FIG. 1 is an exploded perspective view showing the main parts of a manikin according to the present invention;

FIG. 2 is a perspective view of a manikin main body and a compression plate bridging a chest aperture in the main body;

FIG. 3 is a perspective view corresponding to FIG. 2, however with a chest plate connected to the compression plate;

FIG. 4 is a cross section view of the compression plate and the chest plate when in a non-compressed state;

FIG. 5 is a cross section view substantially corresponding to FIG. 4, however in a compressed state;

FIG. 6 is a cross section side view of the manikin;

FIG. 7 is an enlarged cross section view of a hinged support when the compression plate is in a non-compressed state;

FIG. 8 is an enlarged cross section view corresponding to FIG. 7, however when in a compressed state;

FIG. 9 is a perspective view showing the compression plate and the chest plate;

FIG. 10 is an enlarged cross section view illustrating a flexible air transmission joint;

FIG. 11 is a perspective view of a neck portion of the main body, and a connected rear head part; and

FIG. 12 is a perspective view illustrating a stack of manikins according to the invention.

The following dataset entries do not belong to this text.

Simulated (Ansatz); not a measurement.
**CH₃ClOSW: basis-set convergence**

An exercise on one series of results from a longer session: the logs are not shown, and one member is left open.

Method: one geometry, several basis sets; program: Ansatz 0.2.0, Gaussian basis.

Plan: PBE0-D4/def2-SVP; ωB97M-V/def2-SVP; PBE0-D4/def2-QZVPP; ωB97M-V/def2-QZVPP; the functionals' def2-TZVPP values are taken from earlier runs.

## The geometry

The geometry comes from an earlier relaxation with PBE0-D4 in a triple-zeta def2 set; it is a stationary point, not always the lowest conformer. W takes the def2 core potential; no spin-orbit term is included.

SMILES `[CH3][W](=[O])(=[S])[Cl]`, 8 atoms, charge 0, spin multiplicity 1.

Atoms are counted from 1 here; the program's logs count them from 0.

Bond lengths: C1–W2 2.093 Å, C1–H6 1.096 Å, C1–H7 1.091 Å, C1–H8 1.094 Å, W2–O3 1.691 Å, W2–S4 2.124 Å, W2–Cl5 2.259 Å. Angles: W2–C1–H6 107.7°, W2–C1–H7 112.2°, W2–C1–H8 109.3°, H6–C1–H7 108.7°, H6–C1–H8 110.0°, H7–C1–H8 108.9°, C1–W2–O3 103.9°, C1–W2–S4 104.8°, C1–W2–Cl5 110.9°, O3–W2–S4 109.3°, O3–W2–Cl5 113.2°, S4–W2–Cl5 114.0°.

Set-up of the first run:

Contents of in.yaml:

FIG. 1 is a perspective, exploded view of an embodiment of a manikin 1 according to the invention. As the skilled reader will appreciate, when in use, the shown parts of the manikin 1 will be in an assembled state. The manikin 1 has a main body 3 that forms the torso of the manikin 1. To the main body 3 there is attached a rear head part 5. The rear head part 5 is able to pivot with respect to the main body 1.

The main body 1 comprises a chest aperture 7. Bridging the chest aperture 7 is a compression plate 9. The mutual relationship between the main body 3 and the bridging compression plate 9 is also shown in FIG. 2.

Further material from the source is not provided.